In planning for today’s field trip, we had to make a decision about snowshoes three days ahead of time. During January, daytime temperatures had been at or above freezing for weeks (this being about 6°C above normal), but then the weather had turned cold and added five inches of fresh snow. Would the shrunken snowpack underneath have frozen hard enough support our weight? Rob went out and walked around enough to judge the situation. He found that he could walk around easily most of the time, but sometimes sank in to his knees unexpectedly. His recommendation: snowshoes for big kids and adults, but the smallest children would be free to run around unencumbered. We dug into our supply of donated snowshoes and outfitted any big person who didn’t have their own.
It turned out to be a good choice, enabling us to get well off trail for lunch. We made our cooking fires in a new spot where we could eat out of the wind and in occasional sunshine. And when we started up again, we were free to go in any direction we pleased. We slid to the bottom of a steep hill (even on snowshoes), probed both coniferous and deciduous forests, and crossed a half-drained beaver meadow. We even got into an environment destined to disappear from the earth: a Black Ash swamp.

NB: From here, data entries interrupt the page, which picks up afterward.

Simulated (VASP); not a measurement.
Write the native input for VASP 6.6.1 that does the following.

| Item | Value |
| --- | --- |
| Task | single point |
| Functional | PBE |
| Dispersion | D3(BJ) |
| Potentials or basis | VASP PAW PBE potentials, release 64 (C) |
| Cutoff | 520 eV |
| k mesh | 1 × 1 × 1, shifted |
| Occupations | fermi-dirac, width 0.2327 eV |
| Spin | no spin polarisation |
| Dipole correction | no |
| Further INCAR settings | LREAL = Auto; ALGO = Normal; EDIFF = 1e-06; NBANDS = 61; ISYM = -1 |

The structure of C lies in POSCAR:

All along the way we were crossing the tracks of the animals that occupy these woods. Those of Deer were deeply sunken into the snow, while Coyotes had trotted around on top, like our lightest kids. Two Fishers had run all through the woods; we saw their tracks often, sometimes together. A Snowshoe Hare had almost floated on top of even the powdery snow, while a Red Fox had drifted about almost as lightly. We could see where Red Squirrels had dashed from tree to tree, and a Porcupine had waddled back and forth between its den and a favourite feeding tree (a big Hemlock, reduced, after successive years of attack, to a skeletal state). We saw Wild Turkey and Ruffed Grouse tracks, too, but never a single living creature.